Philadelphia The future of the Pittsburgh Penguins remained unsettled Thursday after four hours of discussions resulted in plans for another negotiating session next week.
Owners Ron Burkle and Mario Lemieux, Gov. Ed Rendell, Pittsburgh Mayor Luke Ravenstahl, Allegheny County Executive Dan Onorato and NHL Commissioner Gary Bettman met in Philadelphia for negotiations for a new arena for the team.
The talks ended shortly after 11 p.m., and the sides agreed to meet again next week.
"We had a very constructive meeting where significant progress was made," the team and elected officials said in a joint statement. "The parties have agreed to meet next Wednesday. They have also agreed that no further comment will be made."

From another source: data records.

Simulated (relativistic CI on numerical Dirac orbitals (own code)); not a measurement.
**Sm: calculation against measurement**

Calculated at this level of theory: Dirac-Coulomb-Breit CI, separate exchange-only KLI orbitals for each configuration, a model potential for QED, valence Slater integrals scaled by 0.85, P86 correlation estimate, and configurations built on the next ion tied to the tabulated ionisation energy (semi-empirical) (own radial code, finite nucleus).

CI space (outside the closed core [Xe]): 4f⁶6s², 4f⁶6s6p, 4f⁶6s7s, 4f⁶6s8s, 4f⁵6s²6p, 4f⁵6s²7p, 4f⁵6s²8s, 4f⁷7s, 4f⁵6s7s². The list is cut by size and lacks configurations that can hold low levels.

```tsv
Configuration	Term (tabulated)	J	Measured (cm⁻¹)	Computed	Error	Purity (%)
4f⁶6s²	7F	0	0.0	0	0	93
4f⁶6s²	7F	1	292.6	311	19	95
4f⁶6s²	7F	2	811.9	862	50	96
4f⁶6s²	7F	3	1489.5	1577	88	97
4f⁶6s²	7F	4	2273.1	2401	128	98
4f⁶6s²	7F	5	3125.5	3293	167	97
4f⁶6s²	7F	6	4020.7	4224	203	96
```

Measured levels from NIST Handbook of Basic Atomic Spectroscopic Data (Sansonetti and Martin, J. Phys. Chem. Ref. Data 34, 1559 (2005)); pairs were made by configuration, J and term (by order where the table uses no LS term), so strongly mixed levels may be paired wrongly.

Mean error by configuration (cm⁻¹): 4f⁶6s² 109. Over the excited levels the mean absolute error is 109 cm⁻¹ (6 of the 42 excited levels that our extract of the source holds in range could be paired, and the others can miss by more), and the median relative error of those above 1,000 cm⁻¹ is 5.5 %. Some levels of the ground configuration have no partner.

Rendell spokesman Chuck Ardo would not divulge the location of either meeting.
The Penguins are threatening to leave Pittsburgh if they can't secure a new rink. Their lease at 46-year-old Mellon Arena, the oldest facility in the league, expires June 30, and the team is free to leave after that.
Across the state where the Penguins faced the New Jersey Devils, fans started a "Save Our Pens!" chant less than a minute into the game.
Team owners have cast a wide net in search of a new home, including visits to Kansas City, Mo., and Las Vegas. The Penguins have been offered free rent and half of all revenues if they agree to play in Kansas City's soon-to-be-completed $262 million Sprint Center, under operation by the Anschutz Entertainment Group.
Steve Glorioso, a spokesman for Kansas City Mayor Kay Barnes, stressed the city at this point was not involved in the negotiations.
"We really are kind of spectators," Glorioso said. "It's Pittsburgh's to win or lose. We can't do much more than what we've done."
At Thursday's game, there were dozens of signs and colorful banners throughout the arena with sentiments ranging from anti-Rendell or anti-Kansas City to pro-Penguins and pro-Pittsburgh. Four shirtless men in the crowd spelled out "NO KC" across their chests.